Gatto walked inside. Craig remained at the cabin door near the
deck plans. Ponte Vestiboli. Foyer Deck. There, inked on the plans,
was the familar oval shape of the first-class Foyer, just below
Gimbel's Hole.
And further to the left on the plans -- although underwater this
would be to the right, toward the ship's stern -- Craig saw what
appeared as an unlabeled warren of rooms.
The kitchen.
The next morning dawned picture perfect. The air temperature was
65 degrees. Visibility was three miles. Even the current in the
water was favorable, maybe a half mile an hour.

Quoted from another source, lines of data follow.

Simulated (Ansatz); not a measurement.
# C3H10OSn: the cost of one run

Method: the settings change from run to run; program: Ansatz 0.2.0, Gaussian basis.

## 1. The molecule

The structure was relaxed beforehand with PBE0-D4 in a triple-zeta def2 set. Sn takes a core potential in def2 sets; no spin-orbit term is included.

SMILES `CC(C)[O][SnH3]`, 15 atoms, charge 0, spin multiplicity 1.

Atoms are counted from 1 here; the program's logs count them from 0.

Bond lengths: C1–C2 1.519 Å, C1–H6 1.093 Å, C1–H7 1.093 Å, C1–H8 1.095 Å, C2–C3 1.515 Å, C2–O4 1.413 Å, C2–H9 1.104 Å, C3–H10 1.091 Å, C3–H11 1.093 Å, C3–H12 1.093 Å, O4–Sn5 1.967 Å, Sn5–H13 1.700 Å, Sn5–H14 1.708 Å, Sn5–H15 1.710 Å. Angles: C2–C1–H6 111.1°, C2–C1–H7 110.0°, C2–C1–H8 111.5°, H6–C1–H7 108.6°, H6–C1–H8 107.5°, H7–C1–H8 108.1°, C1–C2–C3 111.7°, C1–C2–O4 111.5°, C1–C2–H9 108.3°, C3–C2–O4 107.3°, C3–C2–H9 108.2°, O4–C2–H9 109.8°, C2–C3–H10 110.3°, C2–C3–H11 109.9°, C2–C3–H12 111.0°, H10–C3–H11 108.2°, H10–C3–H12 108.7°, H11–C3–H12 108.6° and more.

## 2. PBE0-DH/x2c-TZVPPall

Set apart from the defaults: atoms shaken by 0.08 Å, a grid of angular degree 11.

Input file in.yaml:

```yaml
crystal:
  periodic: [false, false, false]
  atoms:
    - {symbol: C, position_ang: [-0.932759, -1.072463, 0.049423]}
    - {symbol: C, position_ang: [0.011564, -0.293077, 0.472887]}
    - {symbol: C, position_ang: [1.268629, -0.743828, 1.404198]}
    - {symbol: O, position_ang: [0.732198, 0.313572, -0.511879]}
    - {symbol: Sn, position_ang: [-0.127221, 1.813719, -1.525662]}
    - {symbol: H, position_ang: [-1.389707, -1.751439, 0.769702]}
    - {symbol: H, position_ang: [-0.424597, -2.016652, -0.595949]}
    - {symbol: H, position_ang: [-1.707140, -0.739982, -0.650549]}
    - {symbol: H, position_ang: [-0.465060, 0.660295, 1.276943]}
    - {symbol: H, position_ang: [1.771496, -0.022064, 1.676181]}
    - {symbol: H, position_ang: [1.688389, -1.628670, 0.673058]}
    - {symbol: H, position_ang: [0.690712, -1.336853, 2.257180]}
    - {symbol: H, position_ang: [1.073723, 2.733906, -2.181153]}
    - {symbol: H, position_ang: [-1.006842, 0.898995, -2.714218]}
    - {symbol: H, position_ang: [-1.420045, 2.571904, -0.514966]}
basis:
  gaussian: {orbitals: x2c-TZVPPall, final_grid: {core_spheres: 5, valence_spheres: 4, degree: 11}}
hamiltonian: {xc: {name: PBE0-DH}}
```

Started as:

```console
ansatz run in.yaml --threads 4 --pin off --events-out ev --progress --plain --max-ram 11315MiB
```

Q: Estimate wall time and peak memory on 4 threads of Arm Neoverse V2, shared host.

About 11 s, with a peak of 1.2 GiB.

As Dan Crowell watched the divers gear up on the deck below him,
he summed up the conditions in his log with a single word:
"Calm."
On the day he died, Craig was supposed to go diving with his
friend Paul Whittaker and another diver named Lyn Del Corio.
But when those two men stepped from the deck of the Seeker into
the water, Craig wasn't ready to go.
That didn't seem like Craig at all. He was always ready.
Jim Schultz, a close friend of Craig's who was there, said Craig
seemed to be "dragging it out."
Whittaker jumped in at 10:26 a.m. Del Corio followed at 10:27.
Craig finally plunged into the water 10 minutes later, at 10:37.
He had decided to explore the Andrea Doria alone.
Doria Divers Who Died
FOR 25 YEARS after the Andrea Doria sank in
1956, no scuba divers were killed at the site. Since 1981, 10 have
died there. Besides the three who died in the summer of 1998:
July 1, 1981. John S. Barnett, 40, of Pound
Ridge, N.Y. Diving from the charter boat Sea Hunter I. Investigators
suspected he convulsed and stopped breathing because when his body
was found, near Doria's bridge, he had air left in his tanks.
July 15, 1984. Francis Kennedy, 37, of Wrentham,
Mass. Charter boat Wahoo. Ran out of oxygen during ascent.
Aug. 1, 1985. John Ormsby, 27, of Key West, Fla.
Wahoo. Drowned after tangling ankle in a cable in wreck.
July 15, 1988. Joe Drozd, 42, Stonington, Conn.
Dive boat Seeker. Cut himself free of line entangling his air tanks,
then became disoriented, spat out his regulator and drowned.
July 2, 1992. Matthew G. Lawrence, 32, of Miami
Lakes, Fla. Seeker. Tanks had inadequate oxygen (.5 percent). Died
14 minutes into dive 260 feet under.
July 15, 1992. Michael William Scofield, 36, of
Soquel, Calif. Seeker. Low on air, he apparently got lost 30 feet
inside wreck, passed out and depleted air.
July 12, 1993. Robert Santulli, 33, Port
Jefferson. Sea Hunter III. Coast Guard found he panicked inside
wreck at depth of 210 feet, struggled with another diver, allowed
regulator to fall out of his mouth and drowned.